Carr explained: "There's actions we can take on licensed broadcasters. And frankly, I think that it’s really sort of past time that a lot of these licensed broadcasters themselves push back on Comcast and Disney and say…'We're not gonna run Kimmel anymore...because we licensed broadcasters are running the possibility of fines or license revocation from the FCC.'"
The largest operator of ABC affiliates, Nexstar—which needs FCC approval for a $6.2 billion merger—said it would stop airing Kimmel’s show from its stations. Then ABC suspended Kimmel’s show.
Benny Johnson, the podcaster on whose show Carr threatened Kimmel, was one of the influencers Russian state media funded to spread propaganda before the 2024 election. After Kimmel’s suspension, Johnson posted on social media: “We did it for you, Charlie. And we’re just getting started.”
Exactly two hundred and thirty-eight years ago today, on September 17, 1787, in Philadelphia, Pennsylvania, the men we know now as the Framers signed their final draft of a new constitution for the United States, hoping it would fix the problems of the first attempt to create a new nation. During the Revolutionary War, the Second Continental Congress had hammered out a plan for a confederation of states, but with fears of government tyranny still uppermost in delegates’ minds, they centered power in the states rather than in a national government.

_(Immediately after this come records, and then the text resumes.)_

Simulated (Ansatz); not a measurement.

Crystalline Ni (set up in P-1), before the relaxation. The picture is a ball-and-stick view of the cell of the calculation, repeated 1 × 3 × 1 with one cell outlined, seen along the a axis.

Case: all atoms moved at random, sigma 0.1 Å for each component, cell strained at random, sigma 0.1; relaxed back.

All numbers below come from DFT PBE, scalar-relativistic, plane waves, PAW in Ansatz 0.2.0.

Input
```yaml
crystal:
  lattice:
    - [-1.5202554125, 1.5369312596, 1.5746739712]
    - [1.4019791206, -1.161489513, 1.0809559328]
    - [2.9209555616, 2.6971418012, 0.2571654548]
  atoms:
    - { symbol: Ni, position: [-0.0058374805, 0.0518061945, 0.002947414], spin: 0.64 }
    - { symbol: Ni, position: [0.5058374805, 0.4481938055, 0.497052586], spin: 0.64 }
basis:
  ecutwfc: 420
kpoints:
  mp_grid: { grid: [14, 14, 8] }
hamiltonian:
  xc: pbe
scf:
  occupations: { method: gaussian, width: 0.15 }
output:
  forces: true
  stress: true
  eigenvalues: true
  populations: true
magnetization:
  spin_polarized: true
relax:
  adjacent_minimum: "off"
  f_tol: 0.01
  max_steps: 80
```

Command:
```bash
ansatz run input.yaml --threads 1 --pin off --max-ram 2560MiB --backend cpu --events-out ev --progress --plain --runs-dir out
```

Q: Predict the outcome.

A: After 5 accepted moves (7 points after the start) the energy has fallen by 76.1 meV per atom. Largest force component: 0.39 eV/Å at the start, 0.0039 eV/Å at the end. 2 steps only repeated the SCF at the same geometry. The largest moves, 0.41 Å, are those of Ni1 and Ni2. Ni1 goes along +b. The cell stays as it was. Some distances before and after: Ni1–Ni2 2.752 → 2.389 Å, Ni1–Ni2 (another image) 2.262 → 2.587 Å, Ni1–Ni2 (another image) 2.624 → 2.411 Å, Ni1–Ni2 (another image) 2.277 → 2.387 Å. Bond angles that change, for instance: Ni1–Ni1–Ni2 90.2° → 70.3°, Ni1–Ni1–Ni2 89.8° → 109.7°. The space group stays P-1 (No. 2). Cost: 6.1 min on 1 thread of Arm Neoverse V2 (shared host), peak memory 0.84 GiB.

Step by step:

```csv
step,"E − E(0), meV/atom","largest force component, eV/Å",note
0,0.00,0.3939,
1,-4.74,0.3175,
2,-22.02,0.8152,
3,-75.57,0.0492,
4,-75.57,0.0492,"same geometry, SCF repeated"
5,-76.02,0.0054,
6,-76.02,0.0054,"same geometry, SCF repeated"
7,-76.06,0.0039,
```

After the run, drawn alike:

The result—the Articles of Confederation—was a “firm league of friendship” among the thirteen new states, overseen by a congress of men chosen by the state legislatures and in which each state had one vote. The new pact gave the federal government few duties and even fewer ways to meet them. Indicating their inclinations, in the first substantive paragraph the authors of the agreement said: “Each state retains its sovereignty, freedom and independence, and every Power, Jurisdiction and right, which is not by this confederation expressly delegated to the United States, in Congress assembled.”
Within a decade, the states were refusing to contribute money to the new government and were starting to contemplate their own trade agreements with other countries. An economic recession in 1786 threatened farmers in western Massachusetts with the loss of their farms when the state government in the eastern part of the state refused relief; in turn, when farmers led by Revolutionary War captain Daniel Shays marched on Boston, propertied men were so terrified their own property would be seized that they raised their own army for protection.
The new system clearly could not protect property of either the poor or the rich and thus faced the threat of landless mobs. The nation seemed on the verge of tearing itself apart, and the new Americans were all too aware that both England and Spain were standing by, waiting to make the most of the opportunities such chaos would create.
And so, in 1786, leaders called for a reworking of the new government centered not on the states, but on the people of the nation represented by a national government. The document began, “We the People of the United States, in order to form a more perfect Union….”
The Constitution established a representative democracy, a republic, in which three branches of government would balance each other to prevent the rise of a tyrant. Congress would write all “necessary and proper” laws, levy taxes, borrow money, pay the nation’s debts, establish a postal service, establish courts, declare war, support an army and navy, organize and call forth “the militia to execute the Laws of the Union,” and “provide for the common Defence and general Welfare of the United States.”
The president would execute the laws, but if Congress overstepped, the president could veto proposed legislation. In turn, Congress could override a presidential veto. Congress could declare war, but the president was the commander in chief of the army and had the power to make treaties with foreign powers. It was all quite an elegant system of paths and tripwires, really.
A judicial branch would settle disputes between inhabitants of the different states and guarantee every defendant a right to a jury trial.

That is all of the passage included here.